Hey sorry I just got back from LSF, I’ll look at this in the morning. Thanks,

Josef

On 3/22/17, 4:48 PM, "Ming Lin" <[email protected]> wrote:

On Mon, Mar 20, 2017 at 3:58 PM, Ming Lin <[email protected]> wrote:
> From: Ratna Manoj Bolla <[email protected]>
>
> When a filesystem is mounted on a nbd device and on a disconnect, because
> of kill_bdev(), and resetting bdev size to zero, buffer_head mappings are
> getting destroyed under mounted filesystem.
>
> After a bdev size reset(i.e bdev->bd_inode->i_size = 0) on a disconnect,
> followed by a sys_umount(),
> generic_shutdown_super()->...
> ->__sync_blockdev()->...
> -blkdev_writepages()->...
> ->do_invalidatepage()->...
> -discard_buffer() is discarding superblock buffer_head assumed
> to be in mapped state by ext4_commit_super().
>
> [mlin: ported to 4.11-rc2]
> Signed-off-by: Ratna Manoj Bolla <[email protected]
> ---
> drivers/block/nbd.c | 8 ++++++--
> 1 file changed, 6 insertions(+), 2 deletions(-)
>
> diff --git a/drivers/block/nbd.c b/drivers/block/nbd.c
> index cb4ccfc..a6a3643 100644
> --- a/drivers/block/nbd.c
> +++ b/drivers/block/nbd.c
> @@ -125,7 +125,8 @@ static const char *nbdcmd_to_ascii(int cmd)
>
> static int nbd_size_clear(struct nbd_device *nbd, struct block_device *bdev)
> {
> - bd_set_size(bdev, 0);
> + if (bdev->bd_openers <= 1)
> + bd_set_size(bdev, 0);
> set_capacity(nbd->disk, 0);
> kobject_uevent(&nbd_to_dev(nbd)->kobj, KOBJ_CHANGE);
>
> @@ -603,6 +604,8 @@ static void nbd_reset(struct nbd_device *nbd)
>
> static void nbd_bdev_reset(struct block_device *bdev)
> {
> + if (bdev->bd_openers > 1)
> + return;
> set_device_ro(bdev, false);
> bdev->bd_inode->i_size = 0;
> if (max_part > 0) {
> @@ -666,7 +669,8 @@ static int nbd_clear_sock(struct nbd_device *nbd, struct block_device *bdev)
> {
> sock_shutdown(nbd);
> nbd_clear_que(nbd);
> - kill_bdev(bdev);
> +
> + __invalidate_device(bdev, true);
> nbd_bdev_reset(bdev);
> /*
> * We want to give the run thread a chance to wait for everybody
> --
> 1.8.3.1

Hi Josef,

Any comments?

Thanks,
Ming



2017-03-23 17:51:34

by Josef Bacik

[permalink] [raw]
Subject: Re: [RFC PATCH 1/1] nbd: replace kill_bdev() with __invalidate_device()

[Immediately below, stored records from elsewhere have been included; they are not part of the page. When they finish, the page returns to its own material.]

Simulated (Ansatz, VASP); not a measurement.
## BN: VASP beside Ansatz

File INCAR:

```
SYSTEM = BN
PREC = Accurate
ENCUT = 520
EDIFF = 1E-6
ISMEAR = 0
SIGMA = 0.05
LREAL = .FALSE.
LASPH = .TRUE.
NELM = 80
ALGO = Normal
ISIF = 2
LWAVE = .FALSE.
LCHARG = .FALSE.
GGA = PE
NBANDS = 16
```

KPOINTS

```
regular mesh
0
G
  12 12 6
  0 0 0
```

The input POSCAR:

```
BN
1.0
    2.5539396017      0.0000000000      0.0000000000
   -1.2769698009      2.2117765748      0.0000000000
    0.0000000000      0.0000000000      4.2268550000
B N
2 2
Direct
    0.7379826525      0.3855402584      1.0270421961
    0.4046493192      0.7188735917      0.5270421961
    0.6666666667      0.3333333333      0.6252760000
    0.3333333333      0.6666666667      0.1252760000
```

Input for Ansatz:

Yeah I think this is ok, I’ll throw it on my queue for fixes for this cycle. Thanks,

Josef

On 3/20/17, 6:58 PM, "Ming Lin" <[email protected]> wrote:

From: Ratna Manoj Bolla <[email protected]>

When a filesystem is mounted on a nbd device and on a disconnect, because
of kill_bdev(), and resetting bdev size to zero, buffer_head mappings are
getting destroyed under mounted filesystem.

After a bdev size reset(i.e bdev->bd_inode->i_size = 0) on a disconnect,
followed by a sys_umount(),
generic_shutdown_super()->...
->__sync_blockdev()->...
-blkdev_writepages()->...
->do_invalidatepage()->...
-discard_buffer() is discarding superblock buffer_head assumed
to be in mapped state by ext4_commit_super().

[mlin: ported to 4.11-rc2]
Signed-off-by: Ratna Manoj Bolla <[email protected]
---
drivers/block/nbd.c | 8 ++++++--
1 file changed, 6 insertions(+), 2 deletions(-)

diff --git a/drivers/block/nbd.c b/drivers/block/nbd.c
index cb4ccfc..a6a3643 100644
--- a/drivers/block/nbd.c
+++ b/drivers/block/nbd.c
@@ -125,7 +125,8 @@ static const char *nbdcmd_to_ascii(int cmd)

static int nbd_size_clear(struct nbd_device *nbd, struct block_device *bdev)
{
- bd_set_size(bdev, 0);
+ if (bdev->bd_openers <= 1)
+ bd_set_size(bdev, 0);
set_capacity(nbd->disk, 0);
kobject_uevent(&nbd_to_dev(nbd)->kobj, KOBJ_CHANGE);

@@ -603,6 +604,8 @@ static void nbd_reset(struct nbd_device *nbd)

static void nbd_bdev_reset(struct block_device *bdev)
{
+ if (bdev->bd_openers > 1)
+ return;
set_device_ro(bdev, false);
bdev->bd_inode->i_size = 0;
if (max_part > 0) {
@@ -666,7 +669,8 @@ static int nbd_clear_sock(struct nbd_device *nbd, struct block_device *bdev)
{
sock_shutdown(nbd);
nbd_clear_que(nbd);
- kill_bdev(bdev);
+
+ __invalidate_device(bdev, true);
nbd_bdev_reset(bdev);
/*
* We want to give the run thread a chance to wait for everybody
--
1.8.3.1




2017-03-23 20:59:06

by Ming Lin

[permalink] [raw]
Subject: Re: [RFC PATCH 1/1] nbd: replace kill_bdev() with __invalidate_device()

On Thu, Mar 23, 2017 at 10:51 AM, Josef Bacik <[email protected]> wrote:
> Yeah I think this is ok, I’ll throw it on my queue for fixes for this cycle. Thanks,

Great. Thanks.

>
> Josef